As it aspires to be the “leading tech-driven fashion platform,” Germany-based luxury label Hugo Boss has been undergoing a digital transformation that includes advancing its planning processes.
Supporting this technology-focused strategy, the company is shifting from fragmented, manual planning activities to unified, artificial intelligence-powered systems that it sees enabling better use of data for decision-making across the supply chain. Through this work, the company expects to be able to respond to demand changes quicker, improve sourcing decisions and achieve better inventory alignment for greater availability, reduced markdowns and boosted margins.
During a panel at o9’s Aim10x Digital virtual event, Ralf Kromer, vice president business planning and analysis at Hugo Boss, explained the motivation behind this transformation. “Currently, we are living in a very volatile market, and we need data, and we need a decision-finding process which everybody can trust, everybody can build on,” he said, adding that the company is seeking to make planning more accurate and quicker by using AI and algorithms.
Hugo Boss sought a “real-time integrated” technology solution, which it found in o9’s Digital Brain, a platform that unifies analytics, planning and decision-making. “It’s one technology stack, end-to-end and across the entire modules. From an IT point of view, a simple implementation in terms of integration—I just have to integrate to o9, not between o9,” said Eduard Spitz, senior vice president global IT at Hugo Boss. He added that this will make it easier to add on in the future, such as incorporating agentic AI—a form of artificial intelligence that can act more autonomously to achieve goals or solve problems.
In the first half year of this project, Hugo Boss has been working to bring its demand, product and supply data streams onto a single platform, and O9’s planning suite is being integrated with Hugo Boss’ data management platform Azure Data Lake. Today, over 100 people across multiple functions of the business are actively involved in this project. In addition to having spokespeople overseeing individual business units, Hugo Boss has an analyst that looks at the end-to-end ecosystem to ensure that there aren’t silos. In another cross-department push, it is establishing a center of excellence that will unite business and IT to facilitate adoption of these tools.

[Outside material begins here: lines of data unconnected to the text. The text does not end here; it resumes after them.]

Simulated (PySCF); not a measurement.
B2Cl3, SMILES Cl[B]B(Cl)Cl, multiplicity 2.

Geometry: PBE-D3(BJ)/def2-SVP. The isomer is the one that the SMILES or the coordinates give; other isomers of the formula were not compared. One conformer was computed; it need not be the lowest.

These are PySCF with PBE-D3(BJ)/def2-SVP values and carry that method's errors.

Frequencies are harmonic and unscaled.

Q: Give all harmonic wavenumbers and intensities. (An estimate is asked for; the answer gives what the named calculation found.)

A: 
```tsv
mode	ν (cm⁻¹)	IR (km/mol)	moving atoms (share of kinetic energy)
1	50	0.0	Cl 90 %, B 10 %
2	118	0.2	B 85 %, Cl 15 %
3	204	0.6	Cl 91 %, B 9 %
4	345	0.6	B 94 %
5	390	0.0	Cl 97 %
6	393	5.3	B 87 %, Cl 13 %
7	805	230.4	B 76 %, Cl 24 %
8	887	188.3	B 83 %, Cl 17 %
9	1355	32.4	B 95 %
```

As with any transformation, change management is a key part of the process. Ivica Maric, executive vice president business operations at Hugo Boss, noted that getting stakeholders on the same page should begin with discussing the value it will bring to the business. “Communicate it constantly,” he said. “It’s not done with a launch event and just communicating it once. You have to bring that message across over and over again, and you really need to show also progress in delivering value to the business with what you’re doing.”
Digitalization is part of Hugo Boss’ “Claim 5” strategy, introduced in 2021 with the aim of doubling its business to 4 billion euros by 2025 by boosting its brands, focusing on product, leading in digital, accelerating omnichannel and setting itself up for growth. Through these efforts, the company already surpassed this financial target in 2024, with a record 4.3 billion euros in sales.
“By reducing manual workload, teams will be able to focus on the high-impact decisions that drive business growth,” said Santiago Poveda, vice president of retail, distribution and apparel at o9.
As Poveda highlighted in a presentation during the virtual event, the apparel industry is facing a more complex planning landscape with factors like faster trend cycles and economic uncertainty making it challenging to predict consumer behavior based on historical data. At the same time, companies need to allocate merchandise to more fulfillment channels than before. There is also more complexity in planning product offerings to prevent inventory from being marked down or becoming waste. He pointed to the value of automation—including autonomous decision-making—and analytics in navigating escalating consumer demands.
Understanding demand is one thing, but companies also must be able to execute on it, which Poveda explained is challenging amid heightened supply chain risks like geopolitical turmoil and natural disasters. Responding to demand effectively also requires companies to collaborate with suppliers and monitor potential risks, which digital tools can facilitate. He has seen companies increasingly opt to connect their environmental, social and governance (ESG) and supply chain management processes on a single platform to enable them to simultaneously plan for and balance sustainability and efficiency considerations.
O9’s technology allows companies to play out scenarios to predict what effect different decisions would have for their business. “The future of planning is to no longer look at these challenges in isolation,” said Poveda. “Planning decisions are tightly interconnected, and the potential value unlock through an end-to-end, next-gen integrated business planning that breaks down the silos is massive.”